Operation Red Dagger liberates part of Afghanistan
...The Taliban counter attack was defeated as the troops and engineers were putting field fortification in place to secure the area as a new base. It was some of the fieriest combat of the operation, but the Taliban were denied an area they thought was theirs.
Operation Sond Chara – Pashto for Red Dagger – was named after the Royal Marine commandos’ shoulder badge.Its aim, apparently now achieved, was to stamp Afghan government control on a Taliban-infested region of Helmand province and allow locals to register and vote in presidential elections later this year.
The Red Dagger battles were mainly fought north and west of Lashkar Gah, the provincial capital. In one, marines had to “yomp” through mud to attack the enemy dug in at a strategic town. In another, a village was taken by a frontal charge led by Danish dragoons’ tanks.
“Some of the places we stayed in were a nightmare,” said one soldier. “Sleeping in the mud was the worst. It was difficult to tell who the enemy was – it was pretty scary.”
Whatley, 20, from King’s Lynn, Norfolk, was killed in some of the fiercest fighting of the offensive.
Chah-e Anjir was the Taliban command post from which insurgents controlled increasingly audacious attacks, including one in October when 300 marched into Lashkar Gah, raising serious questions over who was in control.
The troops in the assault on Chah-e Anjir had presents from Britain in their packs ready to open once the fighting was over.
Despite his young age, Whatley had already served in Afghanistan and seen his best friend killed. He was one of what his commander described as “a tight and combat-hardened band of warriors”.
Whatley was killed at the head of his section, “fighting from the front for his friends”. They were among marines pouring into Chah-e Anjir, ferried by Chinook transport helicopters and backed up by Apache helicopter gunships.
Preparations for Red Dagger began in November with intelligence-gathering operations in which Marine Tony Evans, 20, from Sunderland, and Marine Georgie Sparks, 19, from Epping, Essex, were killed by a Taliban rocket-propelled grenade.
The offensive, which included British, Danish, Estonian and Afghan troops, began in earnest on December 7.

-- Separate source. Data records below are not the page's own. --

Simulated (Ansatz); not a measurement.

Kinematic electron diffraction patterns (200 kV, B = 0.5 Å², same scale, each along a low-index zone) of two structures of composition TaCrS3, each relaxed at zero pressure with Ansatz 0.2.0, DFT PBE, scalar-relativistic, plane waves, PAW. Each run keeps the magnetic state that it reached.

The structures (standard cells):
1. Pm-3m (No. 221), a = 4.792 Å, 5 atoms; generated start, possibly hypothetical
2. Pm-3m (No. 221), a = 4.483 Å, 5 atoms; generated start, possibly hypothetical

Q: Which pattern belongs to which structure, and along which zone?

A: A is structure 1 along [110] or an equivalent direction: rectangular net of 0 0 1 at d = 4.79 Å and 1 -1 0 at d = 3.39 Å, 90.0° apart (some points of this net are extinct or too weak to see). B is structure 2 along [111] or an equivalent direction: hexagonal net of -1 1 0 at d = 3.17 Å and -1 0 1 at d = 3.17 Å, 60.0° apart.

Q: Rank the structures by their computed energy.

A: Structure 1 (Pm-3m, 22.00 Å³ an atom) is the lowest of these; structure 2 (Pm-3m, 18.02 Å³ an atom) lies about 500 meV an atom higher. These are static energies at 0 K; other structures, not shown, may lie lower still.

The first clashes included an attack on a village used as a safe haven by the Taliban when Danish Leopard tanks from the Jutland Dragoons led a combined assault with British and Afghan troops.
The speed of the Leopards caught the Taliban by surprise. After firing a final flurry of 107mm rockets, they fled.
... as darkness fell on December 11, hundreds of Royal Marines from 42 Commando attacked the town of Nad-e-Ali.
Some went in by helicopter; others advanced on the ground, backed up by armoured vehicles and Apaches.
“We air-assaulted in at night,” said Lieutenant-Colonel Charlie Stickland, commanding officer of 42 Commando. “Thankfully all the insertions went very swiftly and very well and we unhinged the insurgents.”
Meanwhile, another force of commandos and Afghans, backed up by the 2nd Battalion, The Princess of Wales’s Royal Regiment, took the town of Shin Kalay, west of Lashkar Gah.